A conservation group has filed a lawsuit over the Trump administration's plans to offer oil and gas leases near three national monuments in the southeast part of Utah.
The Southern Utah Wilderness Alliance (SUWA) alleges in U.S. District Court for the District of Utah that the Interior Department's Bureau of Land Management (BLM) violated federal law in 2018 when it offered 35 leases covering about 54,508 acres at two lease sales in The Southern Utah Wilderness Alliance v. David Bernhardt et al, No. 2:19-cv-266.
Specifically, SUWA claims BLM ran afoul of the National Environmental Policy Act, the Federal Land Policy and Management Act and the Administrative Procedures Act. All of the leases are in San Juan County, near the Bears Ears, Canyons of the Ancients and Hovenweep national monuments. The area has seen mostly conventional but also some unconventional oil and gas drilling. San Juan County overlays the Paradox Basin, which includes the Cane Creek and Hovenweep shales.
At issue are 20 leases covering 28,805 acres of public land that BLM offered at a sale in March 2018, followed by 15 leases for 25,698 acres offered in December. BLM denied SUWA's protests of the sales last May and again in February, according to the complaint.

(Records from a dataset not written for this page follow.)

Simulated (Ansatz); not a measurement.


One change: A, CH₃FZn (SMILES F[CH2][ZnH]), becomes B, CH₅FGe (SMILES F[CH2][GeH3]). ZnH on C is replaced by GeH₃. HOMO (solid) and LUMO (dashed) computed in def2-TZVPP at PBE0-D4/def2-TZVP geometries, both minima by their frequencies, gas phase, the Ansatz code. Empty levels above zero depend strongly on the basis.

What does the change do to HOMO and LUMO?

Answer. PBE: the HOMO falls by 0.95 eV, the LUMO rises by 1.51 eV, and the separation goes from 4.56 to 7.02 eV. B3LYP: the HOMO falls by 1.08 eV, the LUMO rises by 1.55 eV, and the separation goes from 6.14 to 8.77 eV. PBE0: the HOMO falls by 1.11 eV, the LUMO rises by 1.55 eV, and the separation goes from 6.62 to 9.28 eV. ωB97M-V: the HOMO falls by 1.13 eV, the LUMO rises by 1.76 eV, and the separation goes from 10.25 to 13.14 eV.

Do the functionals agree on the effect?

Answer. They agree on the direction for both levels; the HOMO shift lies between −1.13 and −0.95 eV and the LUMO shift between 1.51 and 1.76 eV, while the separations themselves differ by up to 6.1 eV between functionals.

"The BLM has placed the final pieces, completing its puzzle of oil and gas leases located at the doorstep of Bears Ears, Hovenweep and Canyons of the Ancients National Monuments," said SUWA staff attorney Landon Newell. "And the BLM has done so without considering the 'big picture' impacts to national monuments and climate change and the surrounding landscapes, including impacts to dark night skies and the region's rich cultural heritage."
Trump signed proclamations in December 2017 to reduce the size of Bears Ears by 83% to 228,784 acres from 1.35 million, and for trimming the Grand Staircase-Escalante National Monument by 46% to about one million acres. Environmental and tribal groups have filed lawsuits in U.S. District Court for the District of Columbia to challenge the reductions.